The Palmer Raids took place in November of 1919, in a national-crisis atmosphere of cascading postwar strikes, as union leaders pushed for gains and for penalties for war profiteers. Huge numbers of “suspicious” people and organizations were netted, a mass of potential deportees.
Almost humorously, a massively publicized prediction of revolutionary violence pegged to May Day 1920 left Palmer and Hoover high and dry when “nothing happened.” Major newspapers, which till then had published Palmer and Hoover’s every paranoid effusion, felt “taken for a ride” and were early defectors from the Red Scare bandwagon.
As with Trump’s short reign, democratic values held on in unexpected parts of officialdom.

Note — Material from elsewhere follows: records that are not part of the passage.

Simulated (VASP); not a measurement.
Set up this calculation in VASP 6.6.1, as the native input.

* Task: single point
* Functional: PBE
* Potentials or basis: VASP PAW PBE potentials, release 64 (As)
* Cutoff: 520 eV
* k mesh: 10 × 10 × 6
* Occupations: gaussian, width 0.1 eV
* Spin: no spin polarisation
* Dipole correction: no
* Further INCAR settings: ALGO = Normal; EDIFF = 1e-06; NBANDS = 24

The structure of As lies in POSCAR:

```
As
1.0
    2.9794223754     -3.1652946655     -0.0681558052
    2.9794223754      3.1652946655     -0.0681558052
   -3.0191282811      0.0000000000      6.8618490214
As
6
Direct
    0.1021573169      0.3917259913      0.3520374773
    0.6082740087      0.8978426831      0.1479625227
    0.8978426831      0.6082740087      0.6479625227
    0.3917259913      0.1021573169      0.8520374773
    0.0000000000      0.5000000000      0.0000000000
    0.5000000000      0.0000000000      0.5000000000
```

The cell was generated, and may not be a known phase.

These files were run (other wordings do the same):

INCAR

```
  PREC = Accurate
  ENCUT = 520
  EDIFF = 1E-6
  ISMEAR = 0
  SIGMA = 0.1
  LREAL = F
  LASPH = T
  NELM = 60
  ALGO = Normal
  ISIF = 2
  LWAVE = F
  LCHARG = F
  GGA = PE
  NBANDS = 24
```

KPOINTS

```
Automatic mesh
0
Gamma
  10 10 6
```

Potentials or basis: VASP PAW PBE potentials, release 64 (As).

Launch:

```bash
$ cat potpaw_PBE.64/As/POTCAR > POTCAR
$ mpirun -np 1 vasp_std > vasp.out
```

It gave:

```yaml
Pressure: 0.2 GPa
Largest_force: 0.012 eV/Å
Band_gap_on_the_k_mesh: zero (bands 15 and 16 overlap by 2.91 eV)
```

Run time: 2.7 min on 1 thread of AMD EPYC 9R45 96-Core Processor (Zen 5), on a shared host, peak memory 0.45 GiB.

Louis Post, an undersecretary of Labor with a foot in Henry George’s near-socialist camp, found himself in charge of the department as his superiors were absent and suddenly became the official to make the call on thousands of pending deportation cases. Careful and well-documented analysis found about 80 percent of them defective due to bad or no warrants, and he tossed them out, bringing screams from Rep. Johnson and his anti-immigrant allies in Congress. Post was investigated by a House committee in preparation for his impeachment. But he defended himself before the committee with such wit and skill that (after the popped balloon of the May Day 1920 non-insurrection) Congress abandoned its quest. Post had a wide network of support in and out of government, strong PR savvy and knew well where to pull the strings, but Hochschild suggests his skill at covering his tracks is one reason his important role is less widely known.
The trope of labor organizing as foreign and disloyal was already well engrained and easily turned majoritarian unease into violence. The above-mentioned American Protective League, the KKK for the new era of war fever, was created by a PR specialist in cahoots with Army Intelligence and gave men beyond draft age an organization and identity (with badges) that “deputized” them as enforcers of Americanism and would loosen their behavioral norms.
Many nervous majoritarian cultures before and since have extruded the same white-collar mob behavior enabled by officialdom. We are seeing this today —political violence in the US is, Reuters reports , reaching new highs.
In parallel, as frequently happens, is the contradiction of information control and its opposite, unconstrained rumor.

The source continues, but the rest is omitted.